Patton said he was told that Peterson's office refused to prosecute the man who killed his child in a car accident.
"Now I have learned that it is all a lie. My child's murderer was never arrested. I feel that is is not fair to hold … Peterson accountable where no arrest was made and she never received the case," Patton said.
Peterson is firing back with her own campaign ads, releasing several radio commercials that won't exactly build bridges with Mayor Frank Melton. One commercial depicts Councilwoman Margaret Barrett-Simon endorsing Peterson for her strength against Melton. Peterson caught hot grits from the mayor last year for her part in the five-count indictment against Melton for illegally demolishing a home on Ridgeway Street.

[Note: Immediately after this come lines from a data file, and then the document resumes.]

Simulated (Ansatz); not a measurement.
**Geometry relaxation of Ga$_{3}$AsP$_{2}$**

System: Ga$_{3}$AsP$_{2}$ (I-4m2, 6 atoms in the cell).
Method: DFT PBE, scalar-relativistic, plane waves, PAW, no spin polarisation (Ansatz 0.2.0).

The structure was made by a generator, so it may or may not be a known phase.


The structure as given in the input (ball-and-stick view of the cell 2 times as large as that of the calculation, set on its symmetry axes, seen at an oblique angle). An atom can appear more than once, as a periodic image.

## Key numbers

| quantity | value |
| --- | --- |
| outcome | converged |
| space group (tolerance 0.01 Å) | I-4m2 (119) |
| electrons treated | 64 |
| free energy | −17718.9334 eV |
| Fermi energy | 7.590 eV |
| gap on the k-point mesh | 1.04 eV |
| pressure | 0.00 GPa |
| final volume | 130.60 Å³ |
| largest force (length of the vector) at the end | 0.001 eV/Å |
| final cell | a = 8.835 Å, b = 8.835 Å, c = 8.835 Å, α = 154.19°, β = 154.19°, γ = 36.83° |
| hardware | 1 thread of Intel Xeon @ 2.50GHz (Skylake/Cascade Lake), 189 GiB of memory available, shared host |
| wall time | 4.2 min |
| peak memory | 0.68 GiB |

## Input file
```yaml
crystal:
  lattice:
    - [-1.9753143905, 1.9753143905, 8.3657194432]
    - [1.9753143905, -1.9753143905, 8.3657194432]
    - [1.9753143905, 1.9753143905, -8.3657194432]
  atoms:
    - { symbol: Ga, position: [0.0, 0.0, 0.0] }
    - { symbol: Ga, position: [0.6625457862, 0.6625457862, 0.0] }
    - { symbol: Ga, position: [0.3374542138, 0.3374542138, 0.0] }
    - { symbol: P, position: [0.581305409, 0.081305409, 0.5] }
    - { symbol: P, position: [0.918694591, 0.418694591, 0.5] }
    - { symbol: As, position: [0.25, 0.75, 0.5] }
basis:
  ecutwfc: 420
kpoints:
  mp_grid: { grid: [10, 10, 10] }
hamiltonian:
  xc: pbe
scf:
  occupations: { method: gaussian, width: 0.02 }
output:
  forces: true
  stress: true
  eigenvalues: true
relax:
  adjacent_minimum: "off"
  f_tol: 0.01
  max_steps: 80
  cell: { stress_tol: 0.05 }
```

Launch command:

"Because of her strong belief in applying the law to everyone, she has been vilified and persecuted by our town bully, who has a deep dislike for independent, strong women. I, too, have felt his wrath, because I know, like Faye, our duty is to serve the people who elected us, not to be puppets for any out-of-control official," Barrett-Simon said.
Another commercial features the voice of an older woman, "Big Momma," saying that the reason for negative campaigning against Peterson is "because Peterson was trying to preserve the law in front of a crazy man running all over the city with a sledgehammer and a six-shooter. … If that puppy had'a been anybody other than (the mayor), he'd be wearing stripes today and walking with a shovel."